Carnivale has just come to an end in one of the most beautiful cities of the world. Were you there to experience it first-hand like I was? If you weren’t, that’s OK! I’ve documented my experience and gathered together a list of useful tips that you can use for next year’s Carnivale! Or better yet, join me as I escort another small group in February 2018.
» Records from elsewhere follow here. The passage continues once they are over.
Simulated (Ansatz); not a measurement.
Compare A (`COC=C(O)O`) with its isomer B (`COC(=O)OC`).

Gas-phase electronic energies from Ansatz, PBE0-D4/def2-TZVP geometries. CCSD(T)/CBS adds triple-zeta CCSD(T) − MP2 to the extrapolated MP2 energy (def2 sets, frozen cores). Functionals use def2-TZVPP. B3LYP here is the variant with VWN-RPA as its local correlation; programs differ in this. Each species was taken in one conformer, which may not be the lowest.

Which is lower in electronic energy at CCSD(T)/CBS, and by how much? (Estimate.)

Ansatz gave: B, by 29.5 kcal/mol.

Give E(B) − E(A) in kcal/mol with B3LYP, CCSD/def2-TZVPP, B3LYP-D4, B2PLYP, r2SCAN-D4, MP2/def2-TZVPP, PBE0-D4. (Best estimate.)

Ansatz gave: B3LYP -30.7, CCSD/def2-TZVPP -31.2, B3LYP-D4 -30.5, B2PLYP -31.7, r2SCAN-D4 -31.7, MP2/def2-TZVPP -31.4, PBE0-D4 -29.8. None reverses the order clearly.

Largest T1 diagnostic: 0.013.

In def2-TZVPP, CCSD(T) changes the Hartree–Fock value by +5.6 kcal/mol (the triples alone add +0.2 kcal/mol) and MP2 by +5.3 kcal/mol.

A little history, Carnivale is one of the most important festivals celebrated in Venice and its lengthy history dates back about a thousand years. During Carnival, Venetians both rich and poor could dress up with masks and become someone else for a short time, enjoying the fun of the festival in a relaxed and carefree way. Today, Carnival lasts about two weeks and always ends with “Fat Tuesday” (the day before Ash Wednesday). Years ago, however, it could start as early as December 26th, lasting for months! The typical greeting between those wearing the masks as they passed one another on the street was, “Good morning, Ms. Mask!” The most popular disguise (and that can still be seen today walking around the city during Carnival) was the Bauta, a simple white mask that completely covered one’s face, worn together with a triangular hat and a black coat. This was a mask that was also used on different occasions during Carnival: for example, the Venetian lords wore them so that they would not be recognized when out gambling (a very popular activity in the city at the time).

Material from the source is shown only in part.